If1 you have a website, you probably have some form of site analytics. That might be something like Jetpack for WordPress, or Google Analytics (ick, stop that), or perhaps a more privacy-focused alternative like Plausible, or even a lightweight indie version like Tinylytics.
It can be useful to see how much traffic your posts are getting, especially if they’re important to your personal income.
But for many of us, our sites aren’t businesses—they’re forms of self expression and vehicles for connecting with others. If you’re not in it for the clicks, then none of these alternatives really prioritize what you might care most about: connecting with the readers that showed up to read what you wrote.

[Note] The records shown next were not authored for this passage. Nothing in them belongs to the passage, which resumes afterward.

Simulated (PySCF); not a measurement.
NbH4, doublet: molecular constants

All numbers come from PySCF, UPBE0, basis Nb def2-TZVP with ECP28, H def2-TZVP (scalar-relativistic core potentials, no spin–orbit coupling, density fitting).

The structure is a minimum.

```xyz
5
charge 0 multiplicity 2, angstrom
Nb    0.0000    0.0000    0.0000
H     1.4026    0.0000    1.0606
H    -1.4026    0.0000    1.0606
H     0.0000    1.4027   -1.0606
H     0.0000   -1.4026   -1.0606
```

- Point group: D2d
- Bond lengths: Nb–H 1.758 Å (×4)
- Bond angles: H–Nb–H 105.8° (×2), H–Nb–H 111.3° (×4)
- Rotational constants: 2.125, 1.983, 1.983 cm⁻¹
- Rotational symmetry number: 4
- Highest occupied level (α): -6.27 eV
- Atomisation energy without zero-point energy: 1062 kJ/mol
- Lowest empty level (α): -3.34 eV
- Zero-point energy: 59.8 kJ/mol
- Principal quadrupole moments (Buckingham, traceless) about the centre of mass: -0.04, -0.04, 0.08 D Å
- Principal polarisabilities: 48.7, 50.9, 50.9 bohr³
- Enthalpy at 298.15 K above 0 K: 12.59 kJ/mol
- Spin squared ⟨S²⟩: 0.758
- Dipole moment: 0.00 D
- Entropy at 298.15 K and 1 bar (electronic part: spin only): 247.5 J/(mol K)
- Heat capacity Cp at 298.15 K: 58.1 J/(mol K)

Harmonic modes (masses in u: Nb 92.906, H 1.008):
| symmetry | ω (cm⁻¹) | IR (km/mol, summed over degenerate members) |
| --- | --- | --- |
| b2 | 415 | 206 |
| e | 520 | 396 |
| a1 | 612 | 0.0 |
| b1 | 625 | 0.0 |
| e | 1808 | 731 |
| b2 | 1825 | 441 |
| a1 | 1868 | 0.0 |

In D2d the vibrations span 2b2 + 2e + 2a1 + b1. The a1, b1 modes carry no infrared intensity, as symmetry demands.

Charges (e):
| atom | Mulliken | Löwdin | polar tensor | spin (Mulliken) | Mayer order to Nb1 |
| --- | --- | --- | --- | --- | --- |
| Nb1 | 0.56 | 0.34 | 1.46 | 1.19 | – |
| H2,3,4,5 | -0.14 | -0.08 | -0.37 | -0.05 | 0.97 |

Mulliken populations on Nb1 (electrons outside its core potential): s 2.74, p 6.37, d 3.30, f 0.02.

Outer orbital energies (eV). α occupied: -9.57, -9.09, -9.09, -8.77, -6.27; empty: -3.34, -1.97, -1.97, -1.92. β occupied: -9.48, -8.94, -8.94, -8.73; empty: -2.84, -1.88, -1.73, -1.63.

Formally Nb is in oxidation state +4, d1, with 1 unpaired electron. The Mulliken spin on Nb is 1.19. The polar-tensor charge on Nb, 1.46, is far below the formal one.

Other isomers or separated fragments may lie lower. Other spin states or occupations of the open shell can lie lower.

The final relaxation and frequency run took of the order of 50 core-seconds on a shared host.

I’m a layperson who doesn’t know how all of this stuff actually works under the hood, so I don’t know what’s technically feasible or not. But if I could design my own analytics service, here are some thoughts on what it might look like.
Referrers (aka, new friends)
First and foremost, the dashboard would be focused on which webpages have linked to you.
Links are the heart of the personal web, so knowing that someone else found your post interesting and/or useful enough to link to is pure personal web fuel—the feedback and motivation we all adore. Links can also be the start of an asynchronous conversation about the topic, so it’s useful to know when that’s happening.
That means that referring sites would be front and center. No, I don’t mean Google and other search engines—I don’t need to know which search queries got them to me, either2. Same with aggregator sites like Reddit or Hacker News.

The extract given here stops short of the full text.